The following comes from a February 18 Canon Law Made Easy post:

Erwin Mena was a layman who somehow managed repeatedly to convince both clergy and parishioners of the Archdiocese of Los Angeles, California, that he was a bona-fide Catholic priest. After engaging in faux priestly ministry for some time, including celebrating Mass and administering the sacraments, it was established that he is nothing more than a con-artist, pretending to be a priest while stealing thousands of dollars from parishioners. Mena is now under arrest for grand theft, among other things.

How could this have happened? What should have happened in this case and didn’t?

Canon 903 explains how these situations are supposed to work. A priest who is not known to the rector of a church is to be permitted to celebrate Mass there, if (a) he presents a commendatory letter no more than one year old from his own superior, or (b) it can be prudently judged that he is not debarred from celebrating Mass. There are several different conditions mentioned here, so let’s examine this canon piece by piece.

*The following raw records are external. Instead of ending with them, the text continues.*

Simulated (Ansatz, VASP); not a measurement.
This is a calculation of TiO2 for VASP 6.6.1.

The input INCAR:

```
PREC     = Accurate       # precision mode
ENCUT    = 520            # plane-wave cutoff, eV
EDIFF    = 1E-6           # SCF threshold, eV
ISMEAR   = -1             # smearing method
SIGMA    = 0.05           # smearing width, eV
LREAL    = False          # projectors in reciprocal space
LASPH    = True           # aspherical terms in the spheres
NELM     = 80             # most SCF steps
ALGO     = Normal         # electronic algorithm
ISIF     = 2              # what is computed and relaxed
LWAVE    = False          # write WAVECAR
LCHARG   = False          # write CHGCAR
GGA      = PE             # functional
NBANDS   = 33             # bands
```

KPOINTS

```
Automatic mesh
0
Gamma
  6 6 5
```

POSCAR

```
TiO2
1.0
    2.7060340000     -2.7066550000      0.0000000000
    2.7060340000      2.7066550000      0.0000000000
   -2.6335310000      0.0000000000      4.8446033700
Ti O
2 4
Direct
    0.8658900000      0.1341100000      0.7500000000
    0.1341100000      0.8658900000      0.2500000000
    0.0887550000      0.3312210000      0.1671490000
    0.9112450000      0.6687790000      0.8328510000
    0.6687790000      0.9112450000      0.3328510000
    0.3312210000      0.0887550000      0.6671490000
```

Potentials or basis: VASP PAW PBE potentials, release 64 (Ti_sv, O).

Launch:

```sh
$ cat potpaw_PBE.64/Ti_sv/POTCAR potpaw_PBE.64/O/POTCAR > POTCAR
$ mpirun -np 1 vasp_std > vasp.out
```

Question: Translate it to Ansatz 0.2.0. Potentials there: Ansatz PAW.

First of all, if a visiting priest shows up at a church, and is already known to the pastor or other priest in charge, canon 903 does not even apply. If the priest in charge discovers that the visitor is his former seminary classmate, or recognizes him as a priest who is frequently seen on a Catholic television program, the visitor is “known” to be a priest.

So strictly speaking, there’s no particular reason under this canon to demand additional proof the man is a bona-fide priest. The priest in charge may, therefore, permit him to celebrate Mass immediately, with no conditions attached.

The situation is different, of course, if a visiting priest knocks on the door of a church and the priest in charge has absolutely no idea who he is. As canon 903 notes, a genuine priest should be able to present a “commendatory letter,” from his bishop (if he’s a diocesan priest) or his religious superior (if he’s a member of a religious institute). A sort of clerical ID-card also exists, traditionally known as a celebret, from the Latin word meaning “let him celebrate,” or “he may celebrate.” The letter or the celebret proves that the man claiming to be a priest is the real deal.

Now let’s see how all this applies to the strange situation of the priest-impersonator Erwin Mena, who deceived so many people in California. It appears that Mena had been identified as a fraud before, since his name was already included on a list distributed by the Los Angeles Archdiocese to all its clergy.

It would seem that at a minimum, priests of the Archdiocese are required to check the list when an unknown priest appears on the scene—and in this case somebody failed to do so. In January 2015, Mena showed up at St. Ignatius Church in L.A., when the pastor was going on vacation and needed a substitute—and by saying/doing all the things a real priest would say/do, Mena convinced not only the pastor, but the entire parish that he was a genuine priest—without ever providing a celebret or letter of suitability.

The Church is fortunate that very few priest-impersonators are such convincing liars as Erwin Mena appears to be! This tragic event has highlighted the need for priests worldwide to be careful about automatically assuming that a visiting priest is who he says he is. And if both canon law and (where applicable) local diocesan rules are followed, fake priests normally will be spotted and quickly stopped, before doing damage to the spiritual wellbeing of the faithful.